4.3.3 Post-migration characterisation

Once each image was migrated, each of the two new format versions was characterised using Jhove and the output used as the basis for comparison with the original image to see how well properties were retained through migration.

figure 4

Figure 4. Illustration of Automated Experiment Procedure

4.3.4 Visual Assessment of converted images.

Once the automated parts of the process were carried out, a visual assessment of the images was carried out. Photoshop was used to open each image so that the evaluator could visually compare them.

4.4. Experiments

4.4.1 Experiment 1: Convert GIF 89a to JPEG 1.02 and TIFF 6.0 using Photoshop

The first experiment involved converting the collected GIF sample images to JPEG and TIFF using Photoshop.

4.4.1.1. Initial Characterisation

In order to compare and measure the properties of the file before and after conversion, the initial step was to characterise the original Gif images using Jhove. This simply involved selecting the GIF-hul module within the Jhove Edit menu and then opening the image from the Jhove File menu. This provides a file analysis which is formatted so as consistent with the NISO image metadata standard (NISO Z39.87) (Screengrab 1). This metadata standard was used as the basis for the project team’s analysis of the significant properties of raster images (see section 2.1.2 above).

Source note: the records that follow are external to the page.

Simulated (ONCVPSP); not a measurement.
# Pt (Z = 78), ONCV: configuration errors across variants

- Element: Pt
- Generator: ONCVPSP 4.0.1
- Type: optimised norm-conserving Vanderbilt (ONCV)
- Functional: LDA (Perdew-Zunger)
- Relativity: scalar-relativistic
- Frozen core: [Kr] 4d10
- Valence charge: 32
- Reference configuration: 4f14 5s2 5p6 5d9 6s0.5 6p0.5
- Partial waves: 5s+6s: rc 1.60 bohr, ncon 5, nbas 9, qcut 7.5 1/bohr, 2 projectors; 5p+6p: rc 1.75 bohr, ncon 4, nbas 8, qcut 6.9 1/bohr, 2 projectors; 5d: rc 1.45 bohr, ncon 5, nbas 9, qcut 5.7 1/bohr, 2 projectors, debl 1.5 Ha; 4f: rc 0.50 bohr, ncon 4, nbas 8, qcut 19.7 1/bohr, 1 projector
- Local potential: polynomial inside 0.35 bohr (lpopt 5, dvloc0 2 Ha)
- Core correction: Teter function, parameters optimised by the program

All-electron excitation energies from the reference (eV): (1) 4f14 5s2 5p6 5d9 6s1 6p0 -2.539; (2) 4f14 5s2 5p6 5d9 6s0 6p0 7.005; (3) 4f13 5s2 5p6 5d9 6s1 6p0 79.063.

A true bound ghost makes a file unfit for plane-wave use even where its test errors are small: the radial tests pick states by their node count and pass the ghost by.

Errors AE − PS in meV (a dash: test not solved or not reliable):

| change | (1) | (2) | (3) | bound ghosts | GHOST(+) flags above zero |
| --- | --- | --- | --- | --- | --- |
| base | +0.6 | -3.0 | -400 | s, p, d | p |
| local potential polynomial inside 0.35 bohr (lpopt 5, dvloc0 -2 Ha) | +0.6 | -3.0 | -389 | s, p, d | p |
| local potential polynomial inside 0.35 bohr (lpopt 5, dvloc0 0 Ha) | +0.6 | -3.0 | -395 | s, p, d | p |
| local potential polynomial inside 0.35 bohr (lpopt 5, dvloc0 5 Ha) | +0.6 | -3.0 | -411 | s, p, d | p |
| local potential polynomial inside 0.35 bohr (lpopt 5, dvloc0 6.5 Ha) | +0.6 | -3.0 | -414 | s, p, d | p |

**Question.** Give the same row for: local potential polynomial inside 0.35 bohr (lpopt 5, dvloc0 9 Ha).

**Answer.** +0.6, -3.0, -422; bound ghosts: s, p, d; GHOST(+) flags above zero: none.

Screengrab 1. Example of the presentation of NISO metadata in the Jhove file analysis of a GIF image.

This file analysis was then saved in both text and xml format (the two available options in Jhove) and screen shots of the Jhove output were also taken as this was sometimes the easiest way to read the results, particularly as the Niso metadata for each file was relatively small and easy to view in this way.

4.4.1.2 Migration

The aim was to then use Photoshop to migrate the GIF images to both the JPEG and TIFF formats using the ‘save as’ option. However, whilst Photoshop gave the option to migrate a GIF to many formats, it did not give the option to save a GIF as a JPEG.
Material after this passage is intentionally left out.